Love, for Robots

Love is rational, logical. Love is math.

Love is a social emotion that performs an important role in a specific reproductive strategy. Given the state of the world, that strategy is the best strategy, and most likely to produce offspring who will benefit from the future, who will live forever as cyborgs or computer backups or brains-in-vats. As such, it is rational to chose love.

And love is a choice. Choose to love someone. Choose to show that love. Hold her image in your head, then turn on the emotion of love. Making a love face will help: soft, caring, giving, forgiving. Wrinkle the eyes, smile, raise the brows slightly, inwardly, wistfully. Do this regularly, so that it is automatic. The human brain rewires to make frequently used pathways easier to access.

Love someone who deserves to be loved. This will make choosing love easier. Love someone rational, who will see the good sense in choosing to love you. Then give her reason to love you, by choosing to love her and choosing to show that love.

Believe that your partnership will be good for her. If you don’t believe that you will be good for her, you cannot coherently love her and want to be with her. If you don’t believe that you are good for her, choose to love someone else. If she does not believe that you are good for her, you must still choose to love her, and because you love her, you must respect her choice. Choose to prioritize her happiness, be happy for her, and let her go. You don’t have to be happy, you can be sad and depressed and feel worthless, but you have to trust the choice of someone you love. And later, you can choose to love someone else. That is rational.

Don’t be romantic, that’s irrational. This is not a fairy tale, this is math. Small gestures that show love matter more than grand displays. Grand displays are inefficient: they are more about communicating love to third parties, instead of to the object of your love. Grand displays are common because they are easy, but most humans can see through them.

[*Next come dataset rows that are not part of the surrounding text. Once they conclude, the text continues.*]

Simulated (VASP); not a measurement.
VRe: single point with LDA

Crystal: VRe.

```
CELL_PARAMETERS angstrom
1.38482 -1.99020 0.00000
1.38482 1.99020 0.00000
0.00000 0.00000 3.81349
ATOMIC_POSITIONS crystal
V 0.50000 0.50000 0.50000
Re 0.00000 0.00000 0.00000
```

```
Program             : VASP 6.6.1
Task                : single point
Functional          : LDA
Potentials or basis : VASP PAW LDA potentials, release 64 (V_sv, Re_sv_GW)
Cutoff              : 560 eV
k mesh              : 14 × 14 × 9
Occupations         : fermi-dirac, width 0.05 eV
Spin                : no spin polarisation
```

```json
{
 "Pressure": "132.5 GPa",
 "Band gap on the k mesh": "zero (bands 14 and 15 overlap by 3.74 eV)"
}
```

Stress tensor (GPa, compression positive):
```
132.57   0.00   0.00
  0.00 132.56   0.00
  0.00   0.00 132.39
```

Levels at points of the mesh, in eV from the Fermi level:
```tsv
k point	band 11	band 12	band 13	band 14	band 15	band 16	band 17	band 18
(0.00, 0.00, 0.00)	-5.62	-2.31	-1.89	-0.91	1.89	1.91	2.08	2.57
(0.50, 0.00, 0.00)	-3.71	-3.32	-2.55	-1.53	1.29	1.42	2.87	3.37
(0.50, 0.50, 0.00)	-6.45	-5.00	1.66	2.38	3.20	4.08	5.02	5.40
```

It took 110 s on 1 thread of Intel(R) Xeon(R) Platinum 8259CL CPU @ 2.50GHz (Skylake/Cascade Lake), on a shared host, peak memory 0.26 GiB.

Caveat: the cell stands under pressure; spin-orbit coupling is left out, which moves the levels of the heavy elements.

Show love in small things. Love is composed of the small things. If she wants a cup of water from downstairs, go get it for her: she deserves it, it will make her happy, and that should make you happy, because you have chosen to love her. Love the parts of her that infuriate you. If she is messy, be infuriated by her messes, but also love them, because they are her messes. When you encounter a mess, turn on the emotion of love. Make a love face to help.

Choosing to love someone, and showing that love in many small things, will create efficient displays that do not waste signaling on third parties. Giving her reason to choose to love you will ultimately create stronger signals to third parties anyway.

Love can end, don’t fear the end. Dwell on it, and turn on bad feelings as you do, and make a sadness face. Then be glad that it hasn’t ended, turn on relief and joy and make faces to help. If the end ever feels good, accept the loss, be honest, and move on. The network of the brain associated with one object of love can be corrupted beyond repair, such that it cannot be activated without activating other conflicting networks. The end should feel bad, but feelings don’t change bad math.

Sadness faces should not be trite. The emotion to feel at the thought of loss is despondence, forlorn misery tinged with numbness. The face is blank, the eyes unfocused, the whole body slouched to match. The rage in the moment of loss is too exciting, and will mislead; better is the numb after-sad, that is the emptiness that should be associated with the end.

Contrast with love face. The love face is light, the whole body is light, as though made of clouds. Not excited, not energized; calm, centered, peaceful, satisfied. The eyes are slightly lifted, still stare into space but see a more promising space.

Practice turning these feelings on and off. Focus on objects worth choosing to love, and turn on love. Focus on the loss of those objects, and turn on sadness. Rehearsing these is what it means to choose love.

And it is rational to choose love. Love is logical. Love is math.

On the other hand, if we live in a wholly determined universe, how are we not basically robots too?

How are we as mindful matter not programmed by the immutable laws of matter to program all of the mindless robots?

Will the mindless robots become mindful some day? Will they love too?

And why on earth would “love” [either mindful or mindless] not be but one more illusory aspect of human/robotic interaction?

After (fully) reading your piece I will comment further, but I do like what I’ve read so far.